Reputation: 55
Getting data from 1 page is simple, but how to go back after getting data from first page, enter a new page, get data from that page .. etc. I am trying to do this on a website http://books.toscrape.com/.
So, I chose to print how many books are in Stock because it can only be accessed if you enter the link. For example, if you run the code you will get: { stock: 'In stock (22 available)' }
Now, I wish to go back to the original page, enter the second link and take the same information as the previous one. And so on..
How can this be done using vanilla JavaScript?
const puppeteer = require('puppeteer');
let scrape = async () => {
const browser = await puppeteer.launch({ headless: false });
const page = await browser.newPage();
await page.goto('http://books.toscrape.com/');
await page.click('#default > div > div > div > div > section > div:nth-child(2) > ol > li:nth-child(1) > article > div.image_container > a > img');
await page.waitFor(1000);
const result = await page.evaluate(() => {
let stock = document.querySelector('#content_inner > article > table > tbody > tr:nth-child(6) > td').innerText;
return {
stock
}
});
browser.close();
return result;
};
scrape().then((value) => {
console.log(value); // Success!
});
Upvotes: 4
Views: 6217
Reputation: 25280
What you need to do is call page.goBack()
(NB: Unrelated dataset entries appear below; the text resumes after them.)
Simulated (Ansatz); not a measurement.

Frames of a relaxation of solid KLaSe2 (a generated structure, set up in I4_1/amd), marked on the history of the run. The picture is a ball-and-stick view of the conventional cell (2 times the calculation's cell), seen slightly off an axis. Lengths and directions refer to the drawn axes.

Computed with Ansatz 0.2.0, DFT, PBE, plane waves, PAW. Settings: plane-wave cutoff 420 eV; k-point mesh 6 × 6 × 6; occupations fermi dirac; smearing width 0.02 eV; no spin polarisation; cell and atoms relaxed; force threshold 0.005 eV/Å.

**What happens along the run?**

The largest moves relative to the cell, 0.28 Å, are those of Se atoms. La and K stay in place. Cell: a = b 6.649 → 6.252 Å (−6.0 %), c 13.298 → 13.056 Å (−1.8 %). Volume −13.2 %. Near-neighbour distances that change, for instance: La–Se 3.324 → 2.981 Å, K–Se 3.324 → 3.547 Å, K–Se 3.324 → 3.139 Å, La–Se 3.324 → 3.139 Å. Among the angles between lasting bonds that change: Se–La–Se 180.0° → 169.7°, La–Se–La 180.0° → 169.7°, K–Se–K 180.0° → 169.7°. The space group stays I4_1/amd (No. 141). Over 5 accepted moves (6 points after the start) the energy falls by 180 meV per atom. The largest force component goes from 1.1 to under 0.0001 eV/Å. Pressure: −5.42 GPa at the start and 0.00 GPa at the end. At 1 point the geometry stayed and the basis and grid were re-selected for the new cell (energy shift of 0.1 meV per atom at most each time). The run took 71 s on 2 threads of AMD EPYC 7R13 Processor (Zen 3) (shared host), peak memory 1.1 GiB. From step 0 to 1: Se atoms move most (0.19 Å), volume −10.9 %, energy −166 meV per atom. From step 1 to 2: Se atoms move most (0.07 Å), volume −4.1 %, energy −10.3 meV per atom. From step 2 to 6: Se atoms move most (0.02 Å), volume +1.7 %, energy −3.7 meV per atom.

to go back one page when your task is finished and then click the next element. For this you should use page.$$
to get the list of the clickable elements and use a loop to step over them one after another. Then you can re-run your script to extract the same information for the next page.
I adapted your code to print out your desired result in the console for each page below. Be aware that I changed the selector from your question to remove the :nth-child(1)
to select all clickable elements.
const puppeteer = require('puppeteer');
const elementsToClickSelector = '#default > div > div > div > div > section > div:nth-child(2) > ol > li > article > div.image_container > a > img';
let scrape = async () => {
const browser = await puppeteer.launch({ headless: false });
const page = await browser.newPage();
await page.goto('http://books.toscrape.com/');
// get all elements to be clicked
let elementsToClick = await page.$$(elementsToClickSelector);
console.log(`Elements to click: ${elementsToClick.length}`);
for (let i = 0; i < elementsToClick.length; i++) {
// click element
elementsToClick[i].click();
await page.waitFor(1000);
// generate result for the current page
const result = await page.evaluate(() => {
let stock = document.querySelector('#content_inner > article > table > tbody > tr:nth-child(6) > td').innerText;
return { stock };
});
console.log(result); // do something with the result here...
// go back one page and repopulate the elements
await page.goBack();
elementsToClick = await page.$$(elementsToClickSelector);
}
browser.close();
};
scrape();
Upvotes: 6